When You Should Consider Defining a Join Index
Join indexes are not suited for all applications and situations. The usefulness of
a join index, like that of any other index, depends on the type of work it is designed
to perform. Always prototype any join index and evaluate its usefulness to the applications
it is designed to support before adding it to your production environment. The overhead
of updating join index tables can outweigh their benefit in some situations.
The following situations all make a join index a likely performance enhancer:
Frequent joins of large tables with other large or moderately-sized tables that result
in a significant number of the rows from both tables being joined.
Frequent joins of tables of high degree (having many columns) for which the same relatively
small set of columns is repeatedly requested.
An alternate partitioning sequence for a vertical subset of data in one of the base
tables (a so-called single-table join index) would remove the necessity of redistributing rows for a frequently made join.
The overhead in time and storage capacity for the creation and maintenance of a join
index does not outweigh its retrieval benefits.
The performance of frequent range queries requiring joins of large tables with other
large or moderately‑sized tables that result in a significant number of the rows from
both tables being joined.
A row-partitioned join index can enhance the performance of queries if you specify
an equality or range constraint on the partitioning column set. For example, a single-table
row-partitioned join index can take advantage of row partition elimination to improve
both the performance of a query retrieving rows from itself.
Be aware that you cannot define row partitioning for a row-compressed join index.
If a frequently run query specifies a complex expression in its predicate, consider
creating a single‑table join index or a hash index on the table that includes that
expression in the select list or column list, respectively, of its definition. Although
you cannot collect statistics on complex base table expressions, creating a single‑table
join using the expression transforms it into a simple column, and you can then collect
statistics on that column. The Optimizer can then use those statistics to estimate
the single‑table cardinality of evaluations of the expression in a query predicate
that specifies the expression using a base table column. See SQL Request and Transaction Processing for more information.

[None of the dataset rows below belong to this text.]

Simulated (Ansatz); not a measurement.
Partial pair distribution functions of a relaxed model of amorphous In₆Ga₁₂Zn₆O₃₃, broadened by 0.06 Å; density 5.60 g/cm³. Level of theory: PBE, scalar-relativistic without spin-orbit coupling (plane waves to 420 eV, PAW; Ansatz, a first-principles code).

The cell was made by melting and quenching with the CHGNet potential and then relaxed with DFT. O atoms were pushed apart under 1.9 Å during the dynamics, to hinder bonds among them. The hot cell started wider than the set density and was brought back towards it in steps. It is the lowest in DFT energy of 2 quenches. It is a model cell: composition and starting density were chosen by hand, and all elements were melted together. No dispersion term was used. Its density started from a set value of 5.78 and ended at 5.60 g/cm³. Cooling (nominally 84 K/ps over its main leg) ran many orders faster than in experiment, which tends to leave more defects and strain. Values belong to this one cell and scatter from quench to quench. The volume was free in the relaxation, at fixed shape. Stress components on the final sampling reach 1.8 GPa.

Most queries against a column-partitioned table or join index are expected to be very
selective on a variable subset of columns, and project a variable subset of the columns
where the subset of accessed columns is less than 10% of the column partitions for
any particular query.
Sometimes you just need to experiment.
For example, application of a row-partitioned join index might be for queries that
involve row-partitioned base tables. However, if the base table is not a row-partitioned table, but is designed to handle efficient joins on the primary
index, it is also conceivable that a row-partitioned join index might be defined to
provide an alternative organization of the data for optimal access based on row partitions.
This is only valid if the join index is not row-compressed. Partitioning is not valid
for row-compressed join indexes.
See SQL Data Definition Language for further information about PPI join indexes.